Marjorie Trusted (Victoria and Albert Museum)

Birkbeck Arts Week, Tuesday, 15 May 2012, 6.00 to 7.30pm, Room 101, Clore Management Centre, 25-27 Torrington Square, London WC1

In 1936 Picasso was appointed Director of the Museo del Prado. He was living in Paris at the time, and in fact was never to return to Spain after his visit of 1934, because of his disgust with the Franco régime, though he retained his Spanish nationality throughout his life. But there is no doubt that, questions of politics aside, the paintings in the Prado, above all those of Velázquez, provided Picasso with an infinite body of inspiration during his entire career. In this seminar, Marjorie Trusted examines the relationship between two great Spanish artists, Velázquez and Picasso, focusing on the 20th-century master’s interaction with Las Meninas (1656). She will look at the nature of one painter being inspired by another, what this means in terms of notions of originality and painters’ practices, and the idea of the artist as outsider. Perhaps most complex of all, she shall try to discuss the concept of Spanishness, national identity, as seen through the art of both Velázquez and Picasso.

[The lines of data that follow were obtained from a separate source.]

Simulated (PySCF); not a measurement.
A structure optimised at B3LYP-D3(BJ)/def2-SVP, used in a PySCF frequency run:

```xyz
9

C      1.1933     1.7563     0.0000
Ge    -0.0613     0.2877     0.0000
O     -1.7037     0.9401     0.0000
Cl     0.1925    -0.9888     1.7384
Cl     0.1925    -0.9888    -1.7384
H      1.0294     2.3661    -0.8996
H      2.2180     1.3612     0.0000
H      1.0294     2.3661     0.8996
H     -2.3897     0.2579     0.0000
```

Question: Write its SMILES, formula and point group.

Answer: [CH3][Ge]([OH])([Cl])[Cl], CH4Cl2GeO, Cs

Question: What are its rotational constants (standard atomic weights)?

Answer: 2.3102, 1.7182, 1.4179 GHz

Dr Marjorie Trusted FSA is Senior Curator of Sculpture at the Victoria and Albert Museum, where she has been based since 1979. She has published widely on sculpture, and on Spanish and Latin American art; her book, The Arts of Spain: Iberia and Latin America 1450-1700, appeared in 2007, and the study she co-wrote with Giuseppe Schembri Bonaci on Velazquez and Picasso’s Las Meninas was published in 2010. She is currently completing a catalogue of the baroque and later ivories at the V&A, and is lead curator on the renovation of the V&A’s Cast Courts.